Bean was faced with the challenge of writing four more volumes himself—the story of the AIF in France—while working as general editor for not just the volumes by Gullett and Jose, but also volumes on other important areas of the war. His close friend, Fred Cutlack, was writing Volume VIII, The Australian Flying Corps in the Western and Eastern Theatres of War, 1914–1918. Bean knew the book was in safe hands and thought it ‘excellent’ when it was published in 1923. However, with Volumes X and XI the story was far different.
Volume X, The Australians at Rabaul. The Capture and Administration of the German Possessions in the South Pacific, was entrusted to Colonel Seaforth Mackenzie, a lawyer who worked in the Federal Attorney-General’s Department in Melbourne. A published poet, he was regarded as a minor literary figure. In 1915 he had been appointed the senior legal officer with the Australian forces in German New Guinea, and served two terms as acting Administrator. Writing about events in which he was involved complicated his task, but he was optimistic that he would be finished by September 1920. However, that month he told Bean he would not be submitting the manuscript until December. The material he had collected, he explained, was ‘so excellent’ that he hoped Bean would agree that the delay was worthwhile. Little did Bean realise that a pattern had been set: Mackenzie named a deadline he could not meet, gave a brief reason for delay, and set another date which was also unrealistic.

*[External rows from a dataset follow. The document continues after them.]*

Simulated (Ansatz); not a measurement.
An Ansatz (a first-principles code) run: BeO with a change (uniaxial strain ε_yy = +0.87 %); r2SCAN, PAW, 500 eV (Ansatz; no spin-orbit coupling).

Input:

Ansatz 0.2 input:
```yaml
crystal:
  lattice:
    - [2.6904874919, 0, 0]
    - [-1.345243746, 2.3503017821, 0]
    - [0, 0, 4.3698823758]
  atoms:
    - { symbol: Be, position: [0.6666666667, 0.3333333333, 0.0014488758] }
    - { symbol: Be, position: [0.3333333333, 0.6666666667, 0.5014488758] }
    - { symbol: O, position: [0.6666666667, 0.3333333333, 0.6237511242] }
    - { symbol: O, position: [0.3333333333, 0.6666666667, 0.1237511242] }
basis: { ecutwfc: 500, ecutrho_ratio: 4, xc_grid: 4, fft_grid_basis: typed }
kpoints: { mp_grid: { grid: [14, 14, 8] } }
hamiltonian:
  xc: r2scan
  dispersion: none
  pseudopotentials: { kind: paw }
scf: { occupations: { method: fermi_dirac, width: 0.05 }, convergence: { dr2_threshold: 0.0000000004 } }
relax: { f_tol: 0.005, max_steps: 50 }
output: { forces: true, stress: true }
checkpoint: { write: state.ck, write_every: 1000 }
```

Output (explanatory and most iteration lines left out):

In 1922 Mackenzie became principal registrar of the High Court, and the same pattern continued, with the same excuses. Bean became exasperated as the completion date for the volume was pushed further and further back. By March 1922 relations between the men had become fraught, and Bean said that if he did not receive manuscript within ten days, ‘I shall have to propose to the Minister for Defence the name of another writer for this volume, a step you will realise, I should on many grounds be exceedingly sorry to take.’ This did not work either. The best that Mackenzie could do was to offer to provide the manuscript by instalments. Mackenzie wrote to the Defence Department Secretary, Thomas Trumble, undertaking ‘to deliver the whole of the manuscript of the volume not later than 30 June 1922.’ The department warned Mackenzie ‘that the time had gone by when any idle promises would be tolerated and that he must fulfil his promise otherwise the matter would be placed in other hands and his reputation would thereby be tarnished beyond repair.’
Three years later, the position remained unchanged. By then, Mackenzie was using all the evasion and deception in his repertoire to avoid sending Bean the final chapters. Bean rebuked him, warning that he could not spend any more of his time ‘in making apparently useless appeals.’ His only recourse now was to inform the Minister and arrange for a new writer to complete the volume.
This time Mackenzie did post the second-last chapter, but requested a further few days to complete the final chapter. The matter dragged on into 1926. Bean warned Mackenzie in mid-February that his final chapter and passages were urgently needed. Mackenzie promised to travel from Melbourne to Sydney to meet Bean—but didn’t turn up. ‘Much regret,’ he telegrammed Bean, who was so exasperated that he appealed to the Minister ‘to do something.’ Finally, in October 1926, he received the last chapter—five years after the first instalment.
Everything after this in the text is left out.